Camp Kitchen: Grilled Portobello Mushroom & Swiss Burgers

We’re back from another weekend of adventuring in our new camping trailer and do we ever have something delicious to share! Traveling with raw meat can be a hassle, and we love to opt for vegetarian options whenever possible. Which is why portobello mushrooms have become one of our favorite camping staples in recent years. These shrooms are substantial, making them an easy and satisfying swap for traditional beef patties. Grill these bad boys up and see how well they stack up to your traditional burger. We added some Swiss cheese for extra flavor (totally optional) along with a freshly grilled bun, sprouts, and whatever additional toppings you like.10 minutes and voila! You may never go back to your old Angus burg again.

Takes: 10 minutes

Serves 2-4

Burgers

  • 4 portobello mushrooms, small to medium sized 

  • 4 slices Swiss cheese

  • 4 tbsp olive oil

  • 2 tsp balsamic vinegar

  • 2 tsp Desert Provisions Sonoran Sea Salt + more to taste

  • 2 hamburger buns

Fixings (just a guide)

  • 1 cup sprouted greens, we like radish sprouts (or lettuce of your choice)

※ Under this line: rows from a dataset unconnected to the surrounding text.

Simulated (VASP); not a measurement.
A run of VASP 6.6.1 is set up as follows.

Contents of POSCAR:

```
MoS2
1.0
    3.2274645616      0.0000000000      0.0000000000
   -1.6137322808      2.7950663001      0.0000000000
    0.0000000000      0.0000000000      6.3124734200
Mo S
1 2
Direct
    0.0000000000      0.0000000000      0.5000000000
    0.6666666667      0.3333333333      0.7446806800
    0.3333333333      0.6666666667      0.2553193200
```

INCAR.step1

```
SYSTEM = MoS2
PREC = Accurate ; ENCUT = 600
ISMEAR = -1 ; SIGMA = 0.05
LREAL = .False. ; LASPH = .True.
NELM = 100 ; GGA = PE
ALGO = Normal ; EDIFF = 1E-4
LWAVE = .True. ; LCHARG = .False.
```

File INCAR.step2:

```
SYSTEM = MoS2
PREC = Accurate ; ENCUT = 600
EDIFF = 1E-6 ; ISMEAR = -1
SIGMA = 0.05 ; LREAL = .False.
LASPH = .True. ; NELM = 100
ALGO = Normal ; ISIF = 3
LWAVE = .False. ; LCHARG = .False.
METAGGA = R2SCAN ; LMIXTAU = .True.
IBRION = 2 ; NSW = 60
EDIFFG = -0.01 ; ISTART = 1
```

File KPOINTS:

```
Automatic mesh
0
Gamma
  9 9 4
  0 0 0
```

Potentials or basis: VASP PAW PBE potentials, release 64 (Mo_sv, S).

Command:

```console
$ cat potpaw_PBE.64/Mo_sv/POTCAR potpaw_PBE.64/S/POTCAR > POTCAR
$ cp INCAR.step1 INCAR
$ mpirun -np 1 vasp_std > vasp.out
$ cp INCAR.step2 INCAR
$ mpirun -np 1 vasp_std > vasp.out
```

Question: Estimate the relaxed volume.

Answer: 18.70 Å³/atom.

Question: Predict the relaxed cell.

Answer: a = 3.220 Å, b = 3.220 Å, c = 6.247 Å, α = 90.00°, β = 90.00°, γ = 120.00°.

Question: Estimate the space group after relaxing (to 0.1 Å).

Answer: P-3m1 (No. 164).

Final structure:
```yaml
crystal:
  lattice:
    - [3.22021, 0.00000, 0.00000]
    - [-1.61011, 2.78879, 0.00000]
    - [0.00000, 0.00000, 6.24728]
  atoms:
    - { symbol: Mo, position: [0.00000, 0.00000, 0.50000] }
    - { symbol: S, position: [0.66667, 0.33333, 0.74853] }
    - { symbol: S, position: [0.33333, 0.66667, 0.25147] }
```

  • 2 slices tomato (omit if not in season)

  • Red onion thinly sliced 

  • 4 tsp avocado mayonnaise, divided 

  • 2 tsp Dijon mustard, divided

Heat up your grill or campfire to med-high heat. If cooking over a campfire, make sure to pre-heat the grill you’ll be using to cook the portobello mushrooms so it’s hot when you’re ready to cook. While the grill is heating up, clean (using a brush) each portobello and remove the stem. Whisk olive oil, vinegar, salt, and pepper together in a small bowl. Brush oil/vinegar mixture over portobellos on each side so each is generously coated. Use more oil, if needed. Let sit for 10-15 minutes.  

Place the portobellos over a med-hot grill and cook for 4-5 minutes until they begin to soften and slightly blacken. (Prepare your buns and other fixings while the portobellos are cooking.) Flip and cook for another 3 minutes or until fully cooked. Once you flip the burgers, toast buns on grill. Add the Swiss cheese to the portobellos after you flip after about 2 minutes so it gets nice and melty. 

Assemble burgers with the fixings of your choice (we included our favorite toppings, above) and enjoy immediately! 

Cook's notes: We made these double burgers using medium sized portobellos, but they can easily be made with a single “patty”. If you opt for the singles, we’d recommend getting larger portobellos to make these more filling. Another fun addition is grilled onions. If cooking outside, prep in advance and store in an airtight container and easily grill up the onions with a little olive oil or butter. Happy adventuring!